The wall after the fight © Brett Gundlock
Brett Gundlock: When I was younger, I shot a project on Neo-Nazi Skinheads- the entire time was a precarious situation. But the one event that stands out was one winter night in Calgary, Canada. I was with a new group who were known for being pretty violent (and generally psychotic). Two of the skinheads got into an (drunken) argument, and I started to shoot.
The bigger of the two (Tyler) told me to stop shooting and that this wasn’t a side he wanted to show of their life. But the smaller one (Rob) defended me and my role there as a journalist. I had been shooting different groups in Canada for three years at that point, so I had a track record with them, and they understood what I was doing.
The argument escalated pretty quickly. Rob put on brass knuckles, Tyler ran upstairs and grabbed a samurai sword. It was one of those cheesey swords that you buy at a truck stop and leave on the top of your fridge. But it turns out they are pretty sharp.
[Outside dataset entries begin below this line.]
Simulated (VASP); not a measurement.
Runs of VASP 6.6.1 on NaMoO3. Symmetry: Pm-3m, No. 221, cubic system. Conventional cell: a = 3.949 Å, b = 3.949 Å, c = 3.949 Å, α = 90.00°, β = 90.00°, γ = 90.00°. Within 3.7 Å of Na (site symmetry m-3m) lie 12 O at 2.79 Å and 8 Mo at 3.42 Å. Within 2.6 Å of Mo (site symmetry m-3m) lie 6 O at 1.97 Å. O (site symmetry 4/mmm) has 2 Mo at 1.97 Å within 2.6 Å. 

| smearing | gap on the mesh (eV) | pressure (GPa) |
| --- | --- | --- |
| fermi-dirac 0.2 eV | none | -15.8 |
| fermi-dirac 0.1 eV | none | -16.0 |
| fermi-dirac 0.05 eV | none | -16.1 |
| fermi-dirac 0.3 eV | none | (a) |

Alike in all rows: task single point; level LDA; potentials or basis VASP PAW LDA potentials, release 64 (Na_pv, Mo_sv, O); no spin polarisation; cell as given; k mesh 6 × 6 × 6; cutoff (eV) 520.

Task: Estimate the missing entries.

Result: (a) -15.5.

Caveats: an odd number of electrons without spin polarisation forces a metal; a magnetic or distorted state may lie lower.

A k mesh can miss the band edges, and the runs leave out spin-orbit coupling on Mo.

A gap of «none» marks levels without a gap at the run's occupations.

So Tyler hit Rob with the sword (blood everywhere) and Rob hit Tyler with the brass knuckles. Tyler went down, one punch KO. I had never seen someone get knocked out with a single punch. I thought he was dead for a second. But this was my opportunity to start shooting. Tyler was knocked out for a minute, until Rob woke him up with a steel toe kick to the head. Pretty crazy five minutes for sure, but I shot quickly and quietly and then decided to exit before someone actually did die in that basement.
They called me the next morning, I guess they made up and they invited me back that night to have some more beers. Both Tyler and Rob are sitting in jail on murder charges for randomly beating a disabled man to death.
Brooke Frederick: Most recently would have to be an impromptu tour of a slaughter house in the middle of Louisiana. I pulled over to check out the place and the owner himself came out and offered to give me a tour and let me photograph it. I was wearing flip flops and a summer dress… Needless to say I could not turn down his offer.
Giles Clarke: I was on patrol with police in El Salvador one Saturday night a couple of years back. My wife once phoned me while there was gunfire going off in a rough suburb of San Salvador. I had a heavy anti-gang police officer on top of me and my nose was pressed to the dirt and, for some still inexplicable reason, I decided to take her call. I told her I was at a fairground and everything was fine.
The other time was arriving at Stephen Spielberg’s office to photograph him on the Universal Lot in Hollywood and realized I had left the rolls of film at home. More embarrassing than precarious!
Jeffrey Stockbridge: Photographing while hiking over a Gillespie Pass in New Zealand during a rainstorm was pretty precarious. More interesting and relevant, however, is when I embarked on Kensington Blues (2008-2014). During the course of the project, I was spending a lot of time walking up and down Kensington Avenue in North Philly. The Ave is infamously known for drug abuse, prostitution and violent crime. The first couple weeks of photographing were some of the most challenging times I’ve ever faced as a photographer. At first, I was too scared to get out of the car. Every woman on every corner was making eyes at me- they thought I was looking for a date. I worked up the courage to ditch the car and just walk around. In order to make portraits with my 4×5, I had to get people to trust me, which means that I had to trust them first. This wasn’t easy, but through sharing stories and showing prints, I was able to find common ground between myself and the people who were hard-up on the Ave. Communication and respect were key.
As my relationships within the community grew so did the project. A year or so later, I found myself feeling at home on the Avenue, and then one day I saw a young woman get shot in the back of the head right in front of me. Although I had immersed myself in my subject and felt entirely comfortable in the neighborhood, I knew that such things happened. Still, this was a stark reminder of the violence that plagues economically depressed inner-city neighborhoods throughout the US. A violence that we consistently hear about but don’t often witness first hand.